Don't Close Your Eyes
Review of the "Powerful Grit" screening at NFFTY.
Written by TeenTix Newsroom Writer Ava Rudensey and edited by Teen Editor Olivia Sun.
I walked into the theater ever so slightly confused. After skimming through the NFFTY (National Film Festival for Talented Youth) catalog of hundreds of films, I wondered: what was tonight’s screening, “Powerful Grit,” actually going to be about? As the lights dimmed, I prepared to “buckle [my] eyebelts” as the show description advised. Whatever that meant. However, after watching the screening, I can now define the phrase with confidence: It’s the feeling of peeking out from underneath a blanket when the monster in a horror movie finally emerges; it’s the anxiety one gets when a roller coaster delays right before it plummets; and it’s that combination of excitement and dread that I imagine occurs during the plane ride up to go skydiving.

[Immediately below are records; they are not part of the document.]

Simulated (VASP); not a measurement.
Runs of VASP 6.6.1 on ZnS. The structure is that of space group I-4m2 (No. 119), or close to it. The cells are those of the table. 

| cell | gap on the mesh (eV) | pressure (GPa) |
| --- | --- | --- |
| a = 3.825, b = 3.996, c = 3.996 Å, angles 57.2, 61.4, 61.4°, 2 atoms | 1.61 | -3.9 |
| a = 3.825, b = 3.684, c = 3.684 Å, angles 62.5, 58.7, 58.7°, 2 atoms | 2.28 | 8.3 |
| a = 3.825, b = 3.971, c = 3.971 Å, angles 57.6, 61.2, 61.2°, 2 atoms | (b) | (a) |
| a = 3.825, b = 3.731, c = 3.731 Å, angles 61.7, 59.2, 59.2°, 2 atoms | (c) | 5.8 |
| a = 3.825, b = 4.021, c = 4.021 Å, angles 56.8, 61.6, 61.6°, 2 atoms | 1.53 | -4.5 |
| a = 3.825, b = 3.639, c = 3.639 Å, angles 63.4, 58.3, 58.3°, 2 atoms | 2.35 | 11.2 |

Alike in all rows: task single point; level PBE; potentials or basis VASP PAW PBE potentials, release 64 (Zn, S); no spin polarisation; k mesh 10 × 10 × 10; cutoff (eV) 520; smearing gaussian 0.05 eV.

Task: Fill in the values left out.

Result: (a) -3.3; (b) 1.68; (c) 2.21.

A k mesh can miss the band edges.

The screening began with Baby by Vincent D’Alessandro, Kirsten Pasewaldt, and Finley King. It is the story of a single mother, her expectations, and eventual revolt alongside her young, tiara-crowned daughter Baby. Though it has a relatively simple story-line compared to subsequent films in the screening, what stands out is the film’s immersive first-person shots—when Baby runs, the camera follows. When she falls, we fall too. This left a lingering sense of intimacy before being thrown headfirst into the vulnerable and melancholic world of You’re Still Here by Katayoun Parmar.
This film tells the story of a young couple whose lives are torn asunder when tragedy strikes. However, as the film goes on, it is revealed that even before the man’s life-changing car accident, their relationship was far from ideal. Graphic, punchy shots of violent fights are mixed in with scenes that wouldn’t seem out of place in a rom-com. I was left questioning who the audience was supposed to root for. Just as the protagonist’s soon-to-be-ex-wife felt, I was unsure if their relationship was even worth all of the struggles the couple faced. I sympathized with the husband due to his accident, but I failed to connect with him because of his cruelty.
Next was the Twilight-Zone-esque The Confession by Nathan Ginter. This film is almost entirely in black and white, giving it an old-fashioned feel. It asks what might happen if a devil-like figure confessed their sins. This film was sufficiently scary thanks to a fantastic soundtrack of terrifying, high-pitched music, as well as the costuming, with masks resembling Satan. The most chilling aspect, however, was the clever commentary on some of the less savory secrets of the Catholic Church: even the priest seemed like he had something to confess. Though The Confession most closely resembles a typical horror movie, it also has one of the most profound messages: forgiveness must come from not only the heavens, but also from those one has wronged.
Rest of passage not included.